Harbison, John: Piano Quintet

JOHN HARBISON wrote his Piano Quintet in 1981, for Georgia O’Keefe and the Santa Fe Music Festival. It is written in five movements, which can be fairly reliably grouped into heavier outer two and lighter middle three. The first movement, ‘Overture’, is taut and promising. It is shaped roughly like an operatic overture, with a slow, lightly syncopated introduction, followed by a propulsive setting-forth of material. (“In opening my piece,” he writes, “I thought of the unfilled parts of [O’Keefe’s] canvasses, the open space, the pleasure of leaving something out.”) The brief middle movements, ‘Capriccio’, ‘Intermezzo’, and ‘Burletta’ live fairly lightly in the atmosphere set by the overture, though they seem to get a bit unnerved as they go on. The Capriccio is quite light and the Intermezzo lilting, but the Burletta moves heavily toward sarcasm (not surprisingly, given the title).

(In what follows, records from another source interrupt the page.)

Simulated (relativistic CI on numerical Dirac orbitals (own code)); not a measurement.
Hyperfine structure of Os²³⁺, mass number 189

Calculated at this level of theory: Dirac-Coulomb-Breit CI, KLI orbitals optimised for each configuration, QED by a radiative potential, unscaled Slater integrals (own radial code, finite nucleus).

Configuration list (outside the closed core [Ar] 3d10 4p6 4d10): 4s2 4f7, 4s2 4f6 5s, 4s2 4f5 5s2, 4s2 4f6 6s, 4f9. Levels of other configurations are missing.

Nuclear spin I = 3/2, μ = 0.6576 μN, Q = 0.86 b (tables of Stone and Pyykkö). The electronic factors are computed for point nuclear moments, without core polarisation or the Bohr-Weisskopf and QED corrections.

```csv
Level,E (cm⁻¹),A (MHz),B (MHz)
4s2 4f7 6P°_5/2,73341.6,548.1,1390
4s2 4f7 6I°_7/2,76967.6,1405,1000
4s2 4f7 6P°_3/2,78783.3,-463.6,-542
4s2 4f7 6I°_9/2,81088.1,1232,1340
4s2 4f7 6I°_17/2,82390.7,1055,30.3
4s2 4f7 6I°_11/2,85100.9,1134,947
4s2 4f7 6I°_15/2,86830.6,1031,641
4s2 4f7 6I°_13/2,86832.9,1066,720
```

When the final movement arrives, the other movements seem in retrospect to have been disguised. The last movement exposes an essential falling line which has been in the background all along, and whose force the piece’s mood and motion cannot counter. A brief moment of birdsong or whistling lifts the work a bit just as it ends, diverting the mind finally to the outside and other memories.